Question

The spring in a retractable ballpoint pen is 1.8 cm long, with a 260 N/m spring constant. When the pen is retracted, the spring is compressed by 1.0 mm. When you click the button to extend the pen, you compress the spring by an additional 6.0 mm.

How much energy is required to extend the pen?

Answer 1

To solve this problem it is necessary to apply the concepts related to the elastic potential energy and the difference that can exist when there are two compression states.

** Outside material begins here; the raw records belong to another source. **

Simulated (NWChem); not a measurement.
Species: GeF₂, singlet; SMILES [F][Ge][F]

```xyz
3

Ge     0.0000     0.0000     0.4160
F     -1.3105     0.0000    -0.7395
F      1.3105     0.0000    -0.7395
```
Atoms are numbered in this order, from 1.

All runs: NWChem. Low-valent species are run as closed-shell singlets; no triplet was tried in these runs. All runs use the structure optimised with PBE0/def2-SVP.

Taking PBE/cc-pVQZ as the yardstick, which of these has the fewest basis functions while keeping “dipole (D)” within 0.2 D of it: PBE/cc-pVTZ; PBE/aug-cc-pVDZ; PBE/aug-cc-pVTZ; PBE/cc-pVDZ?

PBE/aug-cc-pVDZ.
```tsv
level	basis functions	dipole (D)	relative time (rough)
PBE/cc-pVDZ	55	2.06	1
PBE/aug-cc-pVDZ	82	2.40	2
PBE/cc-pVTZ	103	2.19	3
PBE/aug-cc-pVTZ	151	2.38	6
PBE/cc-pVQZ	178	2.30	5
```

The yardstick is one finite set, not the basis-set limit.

By definition the potential elastic energy is defined as

`PE = (1)/(2)kx^2`

Where

k = Spring constant

x = Displacement

In our case we have two displacements and compression states therefore

`x_1 = 1*10^(-3)m`

When 6 millimeters is compressed, from the first millimeter that was compressed we can define that from the initial state 7mm was compressed

`x_2 = 7*10^(-3)m`

The change in potential energy can then be expressed as

`\Delta PE = PE_2-PE_1`

`\Delta PE = (1)/(2)xk_2^2-(1)/(2)kx_1^2`

`\Delta PE = (1)/(2)k(x_2^2-x_1^2)`

Replacing with our values

`\Delta PE = (1)/(2)(260)(0.007^2-0.001^2)`

`\Delta PE = 0.00624J`

Therefore the total energy required is 0.00624J